Chicago, one last time
The White House, Washington
Over the past eight years, I’ve been proud to stand by President Obama’s side through every step of this journey.
And tonight, I’ll be proud to stand by him one last time in Chicago with the First Lady and with Jill as he makes his farewell address to the nation.
Heading back to Chicago, I can’t help thinking about that night when the four of us were together in Grant Park. November 4, 2008.
We’d received the call conceding the race from our friend and patriot, John McCain. Barack had just finished addressing the nation for the first time as President-elect. The park was just filled with hundreds of thousands of people from all around the city and the country, of every age and background. And then, after Barack’s speech, our families joined us on stage — two families from different parts of the country, from different walks of life, but with the same values, that had grown so close over the past several months and have stayed so close over the last eight years.

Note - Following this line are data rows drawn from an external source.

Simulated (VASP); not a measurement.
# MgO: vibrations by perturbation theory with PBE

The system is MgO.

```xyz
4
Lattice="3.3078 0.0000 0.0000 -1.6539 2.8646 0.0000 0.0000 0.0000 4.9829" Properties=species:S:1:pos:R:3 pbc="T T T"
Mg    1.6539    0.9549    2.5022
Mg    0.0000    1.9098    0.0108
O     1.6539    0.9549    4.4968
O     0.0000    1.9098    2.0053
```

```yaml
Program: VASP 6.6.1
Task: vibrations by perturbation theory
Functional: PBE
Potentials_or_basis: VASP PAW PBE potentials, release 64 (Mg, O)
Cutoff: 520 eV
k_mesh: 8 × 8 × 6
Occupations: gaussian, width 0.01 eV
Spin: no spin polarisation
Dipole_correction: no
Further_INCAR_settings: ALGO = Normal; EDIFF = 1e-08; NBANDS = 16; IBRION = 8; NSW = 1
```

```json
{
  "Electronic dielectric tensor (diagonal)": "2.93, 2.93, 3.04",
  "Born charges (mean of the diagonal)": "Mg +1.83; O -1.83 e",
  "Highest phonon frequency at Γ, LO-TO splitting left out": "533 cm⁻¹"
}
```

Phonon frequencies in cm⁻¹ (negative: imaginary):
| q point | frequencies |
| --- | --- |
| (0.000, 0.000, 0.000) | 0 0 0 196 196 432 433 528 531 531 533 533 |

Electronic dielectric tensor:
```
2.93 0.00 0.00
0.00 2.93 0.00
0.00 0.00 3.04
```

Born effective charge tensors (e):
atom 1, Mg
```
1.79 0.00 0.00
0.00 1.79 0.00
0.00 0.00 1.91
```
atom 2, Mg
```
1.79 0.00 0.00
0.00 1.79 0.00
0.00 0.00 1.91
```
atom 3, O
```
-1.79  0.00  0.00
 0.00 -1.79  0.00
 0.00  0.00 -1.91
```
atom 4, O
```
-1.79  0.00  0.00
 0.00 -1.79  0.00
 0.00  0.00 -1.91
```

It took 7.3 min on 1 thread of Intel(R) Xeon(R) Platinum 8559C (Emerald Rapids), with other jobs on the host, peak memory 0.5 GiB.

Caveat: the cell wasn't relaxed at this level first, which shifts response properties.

And I saw my mother, Catherine Eugenia Finnegan Biden, who was 91 years old at the time, walking over to us. She really liked Barack. Always had.
And my mom reached out, grabbed Barack’s hand, and said, “It’s going to be okay, honey, come with me.” And holding both of our hands, she walks us up to the front of the stage. Barack and I look at each other. Here we go.
Together, we took that first step in our journey that has continued until today — a journey to restore our economy, rebuild the middle class, and treat everyone with dignity.
It was a feeling I’ll never forget — standing out on that stage together for the first time since the overwhelming majority of the American people placed their trust in us. I remember how the tough days on the campaign trail were nothing compared to the tough days millions of families were going through as the economy was crashing and they were losing their jobs, their homes, and their savings. I remember seeing the hope in their eyes, and being reminded that there is no quit in America.
And even though we’d go to bed exhausted every night, we’d wake up in the morning inspired by the millions of people who volunteered, organized, voted, and put every ounce of heart and hustle into something bigger than themselves. It was electric — something that this country had never seen before. At its core, it was truly a campaign about our conviction that ordinary people can do extraordinary things. That’s the history of the journey of our country.
Being asked to be part of this journey was a great honor. Barack and I and our families have formed a real and lasting bond over this incredible experience. During long hours in the Oval Office and Situation Room, during private lunches and quiet moments, I’ve seen Barack lead this country from economic crisis to recovery to resurgence. I’ve seen him lead the world not just by the example of our power, but by the power of our example.
I’ve seen a president who never forgot the core that makes us who we are as Americans — tough, resilient, but always full of hope and optimism. Just give people a fair chance and they will do extraordinary things.
Eight years later, I hope you’ll join me in Chicago as the President speaks about all we’ve accomplished on our journey as a country over the last eight years and the work that’s still ahead.